A TV star for president? Only in America, as Don King might say. But should we really be surprised?
The surprising answer: Yes, we should be -- because elevating a TV personality to the highest office in the land makes no sense, especially when many voters are judging this person’s fitness for office based on the skills and abilities he exhibited on his TV show. Earth to the electorate: TV shows are not “real” -- not even “reality” ones.
Who’s next in TV’s cavalcade of potential candidates for high office? How about Alex Trebek? He knows the answers to everything! Or maybe Jeff Probst. Imagine what would happen if he adapted the leadership skills he’s honed on “Survivor,” presiding over those intense tribal councils, to managing the executive branch of the United States government.
I’m kidding, of course -- just in case some Trump supporter reading this is now tempted to post a Tweet to Donald Trump suggesting Jeff Probst as his running mate.
How far-out is this notion of a reality TV star running for president? Maybe it was inevitable that it would happen some time since we’ve already had a movie actor -- Ronald Reagan -- elected twice as president, and a movie star -- Arnold Schwarzenegger -- elected to two terms as governor of California (as was Reagan).
And there have been other actors turned-politicians -- including George Murphy, who served as a U.S. Senator from California; Fred Thompson, elected senator from Tennessee; and Fred Grandy, four-term congressman from Iowa. Grandy’s role as ship’s purser Burl “Gopher” Smith on “The Love Boat” catapulted him to the U.S. House of Representatives starting in 1987, and deservedly so.
A handful of reality TV stars have already dipped their toes into the political waters. Clay Aiken, runner-up in the second season of “American Idol,” ran for Congress in North Carolina in 2014 and lost. Ohioan Surya Yalamanchili was fired by Donald Trump during the sixth season of “The Apprentice” in 2007, and ran for Congress in 2010. He lost too.

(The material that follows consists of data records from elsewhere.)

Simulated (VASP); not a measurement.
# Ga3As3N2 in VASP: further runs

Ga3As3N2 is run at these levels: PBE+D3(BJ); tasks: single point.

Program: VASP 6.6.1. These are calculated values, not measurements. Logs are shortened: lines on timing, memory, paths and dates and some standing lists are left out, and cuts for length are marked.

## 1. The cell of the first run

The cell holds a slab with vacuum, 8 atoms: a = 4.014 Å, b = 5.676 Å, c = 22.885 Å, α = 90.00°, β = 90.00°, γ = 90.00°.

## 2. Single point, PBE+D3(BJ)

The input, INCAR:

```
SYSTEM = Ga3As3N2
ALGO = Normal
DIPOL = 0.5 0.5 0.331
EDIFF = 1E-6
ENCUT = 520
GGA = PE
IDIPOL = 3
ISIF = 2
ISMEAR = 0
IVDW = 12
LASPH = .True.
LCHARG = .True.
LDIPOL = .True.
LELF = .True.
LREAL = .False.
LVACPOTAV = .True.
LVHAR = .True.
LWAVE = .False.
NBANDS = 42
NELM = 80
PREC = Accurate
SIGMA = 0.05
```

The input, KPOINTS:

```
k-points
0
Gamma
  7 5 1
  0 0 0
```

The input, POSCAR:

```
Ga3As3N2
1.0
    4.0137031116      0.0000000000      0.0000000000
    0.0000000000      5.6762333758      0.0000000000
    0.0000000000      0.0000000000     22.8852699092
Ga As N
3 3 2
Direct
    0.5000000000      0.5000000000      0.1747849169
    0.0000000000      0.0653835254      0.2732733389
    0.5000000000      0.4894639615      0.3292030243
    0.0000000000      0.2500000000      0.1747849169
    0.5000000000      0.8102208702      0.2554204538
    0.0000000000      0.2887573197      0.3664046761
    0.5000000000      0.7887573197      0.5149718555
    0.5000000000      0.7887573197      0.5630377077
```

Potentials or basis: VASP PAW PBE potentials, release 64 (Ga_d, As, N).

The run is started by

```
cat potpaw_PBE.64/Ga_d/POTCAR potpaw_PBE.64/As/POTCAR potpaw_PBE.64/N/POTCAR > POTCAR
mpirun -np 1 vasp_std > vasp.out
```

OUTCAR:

“Reality TV shares a lot in common with politics,” Yalamanchili said at the time. “It’s more focused on ‘gotcha’ … as opposed to substantively talking about issues.” Right you are, Surya.
Over the past year, no reality-TV star has brought the reality home like Donald J. Trump. His campaign began with his condemnation of Mexicans and a year later, well, he’s pretty much doing the same thing -- only he has added the Chinese, Muslims and half the nation’s journalists to his hit list.
It’s been a year of bullying, scowling, face-making, shoulder-shrugging, arm-waving, hand-gesturing and name-calling as The Donald starred in a series of Republican debates, appeared on countless talk shows either in person or as a disembodied voice on the telephone, was disavowed by NBC and then, a few months later, was invited back to guest-host “Saturday Night Live.”
His comedic, musical and dancing exploits on “SNL” last fall made for an episode that was among the worst “SNLs” seen in a long time, and that’s saying a lot.
For a year, Trump conducted hundreds of interviews and uttered thousands of statements in which he said mean things about people -- from his Republican opponents to Megyn Kelly -- and made preposterous promises about the things he will do as president without ever really explaining how he will accomplish any of them.
In the process, his apparent shrewdness amazed us all because these behaviors only served to make him more popular as he emerged from the primaries as the presumptive Republican nominee going into next month’s GOP convention in Cleveland.
And so, Year 2 of the Trump campaign for president begins. What will we be saying about him on June 16, 2017? By then, he’ll either be an apprentice in the White House, or perhaps back on NBC hosting “The Apprentice,” making America great again, always.